Fuse rating for kill switch kickstart only

pablohoney

Don't Call Me Shirley.


Well the title pretty much says it all. I recently redid my 79xs650 special and I have made it kickstart only, removed the safety relay, turn signal canceler, starter solenoid, and light checker. It starts right up and everything works but after about a minute of running, the kill switch fuse blows. I have looked and can't find a short and it has done this several times at about the same time intervals after starting. Should I still be running the 10A fuse, or because I have removed so much I should put in a 15A? Thanks
 
Removing stuff should actually have removed load potential on the circuit if anything. Sounds to me like you have a high resistance poor connection causing excessive load. A short would blow the fuse almost immediately. You need to check for an accessory that is drawing that kind of current, and it will be in that circuit. You can try this by unplugging the remaining items on this circuit one by one(probably just ignition related circuits) and re-testing between. Check connectors in those circuits as well, as they may be getting warm or hot. Don't put a higher rated fuse in, since you can damage any components that may be designed to run on lesser currents, or worse, you could start a minor fire.

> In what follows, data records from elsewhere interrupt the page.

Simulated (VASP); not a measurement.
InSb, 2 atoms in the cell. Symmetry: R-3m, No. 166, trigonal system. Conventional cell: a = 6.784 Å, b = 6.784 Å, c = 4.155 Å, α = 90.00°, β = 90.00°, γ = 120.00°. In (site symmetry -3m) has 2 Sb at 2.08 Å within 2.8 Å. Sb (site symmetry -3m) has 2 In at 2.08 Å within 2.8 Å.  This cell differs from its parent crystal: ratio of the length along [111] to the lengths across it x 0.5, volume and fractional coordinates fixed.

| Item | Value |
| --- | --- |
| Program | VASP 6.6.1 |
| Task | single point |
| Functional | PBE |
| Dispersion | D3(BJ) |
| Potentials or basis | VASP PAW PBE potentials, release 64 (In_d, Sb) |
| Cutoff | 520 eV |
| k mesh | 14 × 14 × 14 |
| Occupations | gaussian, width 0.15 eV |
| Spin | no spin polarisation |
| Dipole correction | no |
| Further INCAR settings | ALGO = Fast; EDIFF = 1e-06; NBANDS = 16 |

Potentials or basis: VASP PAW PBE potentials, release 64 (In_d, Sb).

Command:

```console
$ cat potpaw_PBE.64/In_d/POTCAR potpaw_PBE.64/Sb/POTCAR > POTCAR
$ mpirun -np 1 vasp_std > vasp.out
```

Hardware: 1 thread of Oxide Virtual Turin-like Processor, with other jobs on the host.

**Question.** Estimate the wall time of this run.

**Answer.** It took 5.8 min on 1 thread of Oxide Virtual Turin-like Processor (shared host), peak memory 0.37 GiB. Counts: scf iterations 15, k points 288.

If it takes a minute or more, I would bet on a poor connection, or a corroded switch in the circuit, causing a high current load.
 
What condition is your battery?
I regularly blew fuse on my XS after about 5~7 miles when fluid level was low (I didn't know they would do that :eek: )
Switched to a new 'wet' battery and it's been fine since (removed all the same stuff you did, plus more and then re-wired it so everything I needed worked ;D )
Have you re-wired anything else through that circuit? (new coils, etc)
 
I would try removing that kill switch from the equation and see what happens (just hook the two wires together for the testing). It may be that with such a large switch, you are getting enough resistance through the switch itself that it might be the source of the problem. You should be able to use the standard kill switch, or one like it with no problems. Current flow through the kill switch is no more than it was before you removed all that stuff, so a heavier switch is actually unnecessary.
 
I tested the resistance through the switch and it was practically nothing. The bigger switch is probably providing less resistance than a smaller one due to the fact that the bigger the conductor the lower the resistance. However I tested the resistance through the circuit at the fuse holders, with the ignition on, no fuse and the battery terminal disconnected and I would get a reading once I touched the probes to the holder then infinite. Every time it was different, 70, 125,60 etc. Seems weird.
 
When I rewired my XS, I did it up with a single 20A (I think) blade fuse off the battery terminal and that's it. No other fuses, and a single 15A or so toggle switch is my 'key'. On/off.
 
It will be hard to test resistance with current flow through the circuit. You can test for voltage drop that way, though, which will indicate resistance. Measure the resistance with the bike turned off. This will give you the steady and accurate reading you are after. 20 amp would be more than enought for a non starter equipped XS.
 
35amp switch just means it's rated a 35 amps capacity.
The switch contacts will have close to zero resistance no matter what amperage a switch is rated at (unless its faulty ;) )
If it's blowing the main fuse there is a problem somewhere.
High resistance in connector blocks maybe?
You should have an amperage setting on meter but it may be too low to use for main fuse testing?
Depending on meter, it should be either 10 or 20 amps.
Just put the meter probes in the fuse contacts (remove fuse first)
It's a QAD method of finding total load.
55w headlight bulb draws around 4.8amps (60w=5a)
coils, around 2~3 amps each
indicators, about 5amps
brake light, ~1.2A
instruments and side lights, 1.5A plus some losses in wiring, total around 20A if you run everything through one fuse (Indicators are intermittent, as are coils when running)
I would probably try a 20 amp fuse but have a couple of spare 25A.
!5A is fine as long as you don't switch ignition on with indicators already turned on, total load will burn out a cheap 15A fuse
 
Use the original fuse. Here is the reason why. The fuse is not there to protect the end user, it is there to protect the wire. You determine the size fuse you are using such that you won't burn up the wire if there is a short. Wire size (standard stranded automotive copper wire is determined by the demand of the end user and length of wire required. While you have got rid of at least one big load in your system all the rest of the wires are essentially stock and so that fuse that was sized to protect the bike's system when it was called stock is still appropriate now that the same system is in a modified bike.
 
crazypj said:
35amp switch just means it's rated a 35 amps capacity.
The switch contacts will have close to zero resistance no matter what amperage a switch is rated at (unless its faulty ;) )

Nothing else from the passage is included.